The Oppo Reno4 Pro (available on Amazon, Lazada and Shopee) flatters to deceive. From its product images, it looks like a flagship smartphone with a curved, near-bezel-less display and quad rear cameras.
But this illusion was broken when I picked it up.
The Reno4 Pro is too light, lacking the heft of a flagship phone. Also, despite the frosted glass finish, it has a plastic chassis, not a glass-and-metal body.
To be fair, the Reno4 Pro ($899) is not targeted at the premium segment. And its weight (161g) soon grew on me as it is easier to hold than a glass-clad flagship model.
It does have some features that may be deemed as high-end, including a 90Hz Amoled screen that is smooth, responsive and bright enough to use outdoors on a sunny day.
The display also made an impression while playing high dynamic range (HDR) videos on YouTube, where the specular highlights were almost searingly bright (the display can put out a peak brightness of over 1,000 nits, according to Oppo). But to my disappointment, HDR was not supported by the Reno4 Pro in Netflix.
The spotlight, though, is on its 65W fast-charging feature. Oppo says the Reno4 Pro's 4,000mAh battery can be recharged from zero to 100 per cent in 36 minutes compared to one hour or so for other phones with fast charge.

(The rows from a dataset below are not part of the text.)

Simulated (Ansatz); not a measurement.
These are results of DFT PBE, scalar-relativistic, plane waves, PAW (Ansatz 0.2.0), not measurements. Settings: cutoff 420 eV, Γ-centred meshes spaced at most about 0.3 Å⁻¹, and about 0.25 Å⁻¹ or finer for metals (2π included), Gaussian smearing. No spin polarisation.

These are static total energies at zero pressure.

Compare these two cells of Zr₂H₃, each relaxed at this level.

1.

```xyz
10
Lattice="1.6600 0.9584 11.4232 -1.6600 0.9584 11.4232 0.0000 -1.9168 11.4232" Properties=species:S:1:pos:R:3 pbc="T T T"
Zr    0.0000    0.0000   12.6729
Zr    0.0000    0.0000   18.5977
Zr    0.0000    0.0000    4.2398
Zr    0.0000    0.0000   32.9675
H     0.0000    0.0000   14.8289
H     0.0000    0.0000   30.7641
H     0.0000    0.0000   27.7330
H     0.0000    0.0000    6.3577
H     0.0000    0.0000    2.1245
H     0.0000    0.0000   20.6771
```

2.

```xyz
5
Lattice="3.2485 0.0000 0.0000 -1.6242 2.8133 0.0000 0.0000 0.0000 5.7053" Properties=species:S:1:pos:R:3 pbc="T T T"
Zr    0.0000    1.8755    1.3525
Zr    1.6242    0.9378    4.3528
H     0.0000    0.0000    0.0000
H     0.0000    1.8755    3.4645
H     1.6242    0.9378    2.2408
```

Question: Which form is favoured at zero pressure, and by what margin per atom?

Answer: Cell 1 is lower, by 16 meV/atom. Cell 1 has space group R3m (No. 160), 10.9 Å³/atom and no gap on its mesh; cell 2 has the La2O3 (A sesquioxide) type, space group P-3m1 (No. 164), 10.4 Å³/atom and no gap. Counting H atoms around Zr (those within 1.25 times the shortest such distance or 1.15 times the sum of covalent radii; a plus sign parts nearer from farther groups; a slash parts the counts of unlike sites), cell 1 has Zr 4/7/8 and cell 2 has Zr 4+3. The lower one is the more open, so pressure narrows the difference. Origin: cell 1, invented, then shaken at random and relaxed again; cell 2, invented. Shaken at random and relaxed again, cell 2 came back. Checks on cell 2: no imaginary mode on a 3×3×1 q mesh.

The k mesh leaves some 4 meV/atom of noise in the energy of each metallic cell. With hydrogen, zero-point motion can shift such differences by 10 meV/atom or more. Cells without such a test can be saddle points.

In my test, it took 43 minutes, which is close enough. This super-fast charging feature more than makes up for the Reno4 Pro's lack of wireless charging.
Battery life was good - the Reno4 Pro lasted 15hr10min in our video-loop battery test at maximum screen brightness.
Like most mid-range phones, the Reno4 Pro does not have IP certification for water or dust resistance. On the plus side, the headphone jack is alive and kicking on the Reno4 Pro. It has a single speaker at the bottom that is sufficiently loud, unless covered by your palm.
However, the rear cameras are at risk of being obscured by a stray finger or hand while holding the phone as the vertically-aligned cameras are too close to the edge.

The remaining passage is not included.